Three Oxford students have come up with new smartphone apps, and both are intended to fit with the Oxford student lifestyle. One such app is buddhify, a meditation app designed by 2003 Univ Chemistry graduate Rohan Gunatillake. Mr Gunatillake describes his app as “the world’s first mass market modern meditation mobile app”, “designed for busy people’.
Mr Gunatillake first became interested in meditation at the same time he started a stressful City job in management consultancy. He began to attend meditation retreats and then to write a meditation blog.
Mr Gunatillake created the app in reaction to many people who he had met who were reluctant to meditate because they didn’t have the time for a class or course, or they found meditation “too hippy, too New Age”. He stresses the modern and “playful” focus of the app, and hired a visual design company to create a “fun and intuitive” feel for it. He seeks to adapt “traditional meditation techniques for contemporary urban life.’
Mr Gunatillake and his team ran a successful crowd-funding campaign to raise funds for the project. However, his involvement was not just in the business side- he designed the meditations himself, and is the male voice on the app.
The user selects one of four possible urban locations (such as at home or travelling), one of four styles, or ‘flavours’, of meditation and one of two sizes. The app plays an audio-guided meditation based on this selection. There is also a self-assessment option, a choice between male and female voices, and a “Two Player Meditation” mode.
Ryan Dunwoody and Shiv Pabari, both second years at St Anne’s, have created The Oxford Bubble, an app showing offers and discounts in Oxford. The app features a special deal every week and a term-long deal aimed at Oxford students.
The app is on the Apple and Android, and there are plans to release it on Blackberry “within the next month or so”. There is also a mobile website for smartphones and an online website that can be used by anybody with internet.
Mr Dunwoody says they had the idea based on the “huge voucher and discount culture” created by companies such as groupon and vouchercloud. Â He and Mr Pabari thought an app dealing with students in just one city would be a lot more relevant and popular, and they state that “there’s not a more perfect place than Oxford to start this in.”
Mr Pabari has had experience in business through the Young Enterprise scheme and Oxford Entrepreneurs, and Mr Dunwoody also has some business experience and has created websites before, mostly for family members but also including a “YouTube type site” for talent videos.

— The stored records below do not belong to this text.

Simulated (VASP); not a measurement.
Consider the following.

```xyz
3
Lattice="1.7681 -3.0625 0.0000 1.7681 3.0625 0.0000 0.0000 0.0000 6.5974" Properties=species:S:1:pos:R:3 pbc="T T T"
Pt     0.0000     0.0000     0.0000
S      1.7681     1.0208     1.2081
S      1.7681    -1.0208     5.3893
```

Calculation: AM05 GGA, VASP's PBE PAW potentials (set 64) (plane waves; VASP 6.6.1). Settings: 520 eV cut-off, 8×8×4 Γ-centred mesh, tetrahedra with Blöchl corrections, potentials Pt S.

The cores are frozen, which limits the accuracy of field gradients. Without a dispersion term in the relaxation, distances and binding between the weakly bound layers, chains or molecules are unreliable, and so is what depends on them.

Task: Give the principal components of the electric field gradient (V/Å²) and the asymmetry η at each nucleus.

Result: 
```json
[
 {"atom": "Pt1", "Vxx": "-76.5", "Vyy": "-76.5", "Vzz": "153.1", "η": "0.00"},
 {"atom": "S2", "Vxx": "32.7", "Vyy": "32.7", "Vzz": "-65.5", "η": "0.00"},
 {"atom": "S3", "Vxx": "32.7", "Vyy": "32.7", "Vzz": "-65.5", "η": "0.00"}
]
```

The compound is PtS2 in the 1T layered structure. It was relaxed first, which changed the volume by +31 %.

They claim that the most difficult task was getting meetings with the businesses who have offer the website’s discounts, as neither of them had a track record in business start-ups. They have been working on the app for the last six months and released it for the start of term.
Mr Dunwoody asserts the “reception has gone very well”- the app has had 4000 page views on its website and close to 500 downloads. He expects these figures to increase significantly within the next week, due to substantial marketing.
Bhuddify will be available for £1.99 on Android and iPhone on November 3rd. The Oxford Bubble is free and already released.